The Joys of Indiscriminate Reading by Claudia Mills

When I went with my sister on our every-Saturday-morning pilgrimage to the small public library in North Plainfield, N.J., where we grew up, we went alone. It was a time when children could walk anywhere by themselves, and so we did. Patrons were allowed to check out only four books at a time back then, so we chose our four books and carried them home in our bent arms (no backpacks yet). And - this is for me the most striking thing - nobody told us which books to select. Nobody at all.

I do remember that the fifth-grade teacher told me that I would love The Yearling, and although I balked at the recommendation - I didn't seek out books about boys, or about animals - she was right, and I did. And one friend at school told me I would love Anne of Green Gables, and she was right, too. But those are the only two times I can remember even a suggestion about what I should read. My own mother, elementary school teacher and avid reader herself, never supervised our reading in any way.

Nobody told me that a book was too young for me, or too old, or that I had already read it twenty times so why didn't I read something else, or that it was series fiction, and so "trash." My sister and I just read whatever we stumbled upon, often drawn to books for the strangest of reasons. We fell in love with the "Shoes" books of Noel Streatfeild (Ballet Shoes, Theater Shoes, Dancing Shoes, Movie Shoes) because Skating Shoes had a character that shared my name: Aunt Claudia. I first read From the Mixed-up Files of Mrs.Basil E. Frankweiler for the same reason: it's a girl named Claudia who runs away to the Metropolitan Museum of Art. Of course, once we found something we adored - the "Adventure" books of Enid Blyton, or the Betsy-Tacy books of Maud Hart Lovelace - we were set for weeks or months, devouring each week's next installment with ravenous gluttony.

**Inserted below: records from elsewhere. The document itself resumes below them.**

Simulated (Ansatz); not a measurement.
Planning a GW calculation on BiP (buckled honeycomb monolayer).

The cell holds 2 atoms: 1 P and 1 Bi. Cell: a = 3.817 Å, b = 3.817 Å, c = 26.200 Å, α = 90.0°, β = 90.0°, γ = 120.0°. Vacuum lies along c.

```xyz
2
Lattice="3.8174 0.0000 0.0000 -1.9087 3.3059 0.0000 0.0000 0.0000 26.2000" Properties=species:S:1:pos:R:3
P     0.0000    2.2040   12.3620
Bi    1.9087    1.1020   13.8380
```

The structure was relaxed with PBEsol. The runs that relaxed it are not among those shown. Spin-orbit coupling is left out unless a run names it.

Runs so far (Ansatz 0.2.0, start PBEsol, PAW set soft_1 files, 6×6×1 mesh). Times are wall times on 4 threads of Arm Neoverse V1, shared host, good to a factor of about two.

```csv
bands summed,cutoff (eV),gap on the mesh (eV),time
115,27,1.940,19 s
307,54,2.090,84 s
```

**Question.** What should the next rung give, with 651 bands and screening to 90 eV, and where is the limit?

Today when I go to book signings, I'll hear parents dismiss a book as "below your reading level," or "You don't want that one; it's about a girl." I had one friend tell me that she had decided her ten-year-old was now finally "ready" for Katherine Paterson's Bridge to Terabithia. Another previewed every single book for her child by reading it herself first. Now, these are caring parents, no doubt about it, and I love that parents and children can be reading the same books and sharing them together: hooray for mother-daughter book clubs! Yet there is something to be said for just reading willy-nilly, impulsively, compulsively - reading whatever, however, just because.

Years later, when I would take my own very young boys to the library, my older son tended to want to check out books we already owned: "This one is good!" My three-year-old granddaughter now grabs for checkout any picture book on the shelf at random, and whatever books happen to be next to it. And you know what? I let them.